Game on.
Hillary Clinton has taken direct aim at Republican policies for the first time since announcing her presidential bid, criticizing the GOP on immigration, healthcare and the delayed nomination of Loretta Lynch as attorney general.
"There are those who offer themselves as leaders who would deport mothers working to give their children a better life rather than risk ire of talk radio," Clinton said at the annual Women in the World conference in Manhattan on Thursday.
"There are those who offer themselves as leaders who even play politics with the nomination of our nation’s chief law enforcement officer and victims of human rights trafficking," she added, referring to legislation that held up the nomination vote for Loretta Lynch.
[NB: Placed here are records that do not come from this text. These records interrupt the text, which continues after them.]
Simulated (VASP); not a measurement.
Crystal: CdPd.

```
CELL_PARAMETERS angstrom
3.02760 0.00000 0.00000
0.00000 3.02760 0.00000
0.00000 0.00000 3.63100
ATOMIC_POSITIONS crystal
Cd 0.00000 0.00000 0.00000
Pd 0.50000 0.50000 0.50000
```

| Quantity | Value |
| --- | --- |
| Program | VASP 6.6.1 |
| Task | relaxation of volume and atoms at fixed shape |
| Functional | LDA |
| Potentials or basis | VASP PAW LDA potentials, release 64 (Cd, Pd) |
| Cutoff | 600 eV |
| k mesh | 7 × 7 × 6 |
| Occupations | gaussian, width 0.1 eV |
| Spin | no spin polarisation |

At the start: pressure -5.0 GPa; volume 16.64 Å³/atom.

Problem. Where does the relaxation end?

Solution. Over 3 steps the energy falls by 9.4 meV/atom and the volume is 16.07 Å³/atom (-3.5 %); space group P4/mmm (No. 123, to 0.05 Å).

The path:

Lynch won approval from the Senate Thursday; she'll be the first black woman to hold the post.
"It isn't leadership, it's not going to create a single job, raise anyone's wages or
strengthen our families," Clinton said.
Clinton has appeared every year at the Women In The World Summit in New York since it began in 2010, but this is her first appearance as a presidential candidate. "I wanted to be here regardless of what else I was doing,'' she said,
USA Today reports.
Time reports Clinton, who announced her candidacy April 12, hadn't publicly attacked Republicans in her first weeks on the road, focusing instead on a low-key rollout in Iowa and New Hampshire.
The speech also highlighted her left-leaning campaign pitch,
the Washington Post reports.
"America moves forward when all women are guaranteed the right to make their own health-care choices, not when those choices are taken away by an employer like Hobby Lobby," Clinton told the women's conference.
The reference was to the Supreme Court ruling last year allows privately held companies with religious objections
to opt out of Obamacare's contraception coverage mandate.
"When we deny women access to a retirement that is secure, when we continue, as we do, to discriminate against women in the Social Security system, we are leaving too many women on their own," she said, the Post reports.